Up here in Reno we use insulation with the vapor barrier. I talked to someone I know in the Bay Area part of California and the guy was installing unfaced insulation. When asked the guy didn’t have the answer why he was using unfaced. Is this common in CA?
Need more info as to the application. Different applications, different product.
Walls and Celing of a stucco house. Old part is 1925 gutted with a new addition. Most of the attic is R-30 and vaulted. Walls R-13.
Generally no Vapor barrier here in Attics
Vapor barrier usually depends on the climate zone.
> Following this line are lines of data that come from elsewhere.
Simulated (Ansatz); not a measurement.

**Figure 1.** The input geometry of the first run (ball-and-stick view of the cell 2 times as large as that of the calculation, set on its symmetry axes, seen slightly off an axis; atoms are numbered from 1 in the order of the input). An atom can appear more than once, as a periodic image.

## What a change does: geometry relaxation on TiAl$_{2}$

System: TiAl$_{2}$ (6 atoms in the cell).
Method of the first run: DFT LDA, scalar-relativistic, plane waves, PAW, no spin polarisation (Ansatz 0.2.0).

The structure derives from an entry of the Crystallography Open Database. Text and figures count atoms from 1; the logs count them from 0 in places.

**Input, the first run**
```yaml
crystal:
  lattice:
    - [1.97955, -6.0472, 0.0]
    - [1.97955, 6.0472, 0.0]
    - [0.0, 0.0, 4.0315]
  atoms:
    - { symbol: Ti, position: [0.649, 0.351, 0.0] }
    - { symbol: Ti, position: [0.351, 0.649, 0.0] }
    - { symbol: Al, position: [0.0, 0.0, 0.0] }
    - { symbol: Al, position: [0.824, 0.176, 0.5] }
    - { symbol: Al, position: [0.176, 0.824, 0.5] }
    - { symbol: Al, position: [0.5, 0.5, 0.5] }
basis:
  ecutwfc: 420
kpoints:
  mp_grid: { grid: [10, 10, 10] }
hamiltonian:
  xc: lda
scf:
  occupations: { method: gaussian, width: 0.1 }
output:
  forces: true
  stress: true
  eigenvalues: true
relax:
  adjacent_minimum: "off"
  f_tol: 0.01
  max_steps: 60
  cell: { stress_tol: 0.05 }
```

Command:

In climate zones1, 2, 3, 4A, and 4B a vapor retarder is not required regardless of the use of exterior insulation
I’ve always used insulation with a facing for exterior walls and ceiling, it’s so much easier to install then un-faced and the facing moisture barrier provides some protection. The only un-faced I would typically use would be blanket insulation or loose fill, unless it was for noise reduction for interior walls. Also depending on exterior siding applied I may also use a poly-encapsulated insulation.
the generalized map may mislead
And that generically is ok, but, on what side of the wall do you install the barrier? It makes a difference.
Contrary to what some may think the batt facing (Kraft paper/moisture barrier) should face towards the interior space, unless local building codes specify otherwise.
With the inclusion of your disclaimer (unless local building codes specify otherwise), you are technically correct, therefore,** if **craft faced insulation is installed it should be installed towards interior space (per manufacturer’s). **BUT, **installing craft faced insulation is not always the proper method. Different climates, and even micro-climates can dictate different insulating material methods.
Bottom line is… the answer to the OP’s question is not as “cut and dried” as he was led to believe. There are many factor’s involved to properly insulate a home.
Not true, it depends on location.
In areas where the climate is cold in the winter, the vapor retarder should be installed inward toward the warm living space — or on the warm side in winter. In humid climates or areas where there is extensive use of air-conditioning, if a vapor retarder is required, it should be installed on the exterior side of the wall.
I agree, regional climate conditions do make a difference on how and what type insulation is installed.
That’s why I added “unless local building codes specify otherwise”
I understand as a home inspector we are not code enforcers, but we still need to know the correct install used in our areas.
Here is Missouri, every time I see a vapor barrier on a ceiling, the drywall against the barrier has mold on it. Vapor barriers on ceilings do not make sense to me.
Relatively common, yes. I find it both ways (w/barrier and w/o barrier) equally on newer construction.
I know it’s not required for there zone but it’s not prohibited either. The North American Insulation Manufactures Association say Kraft faced can be used in all climates.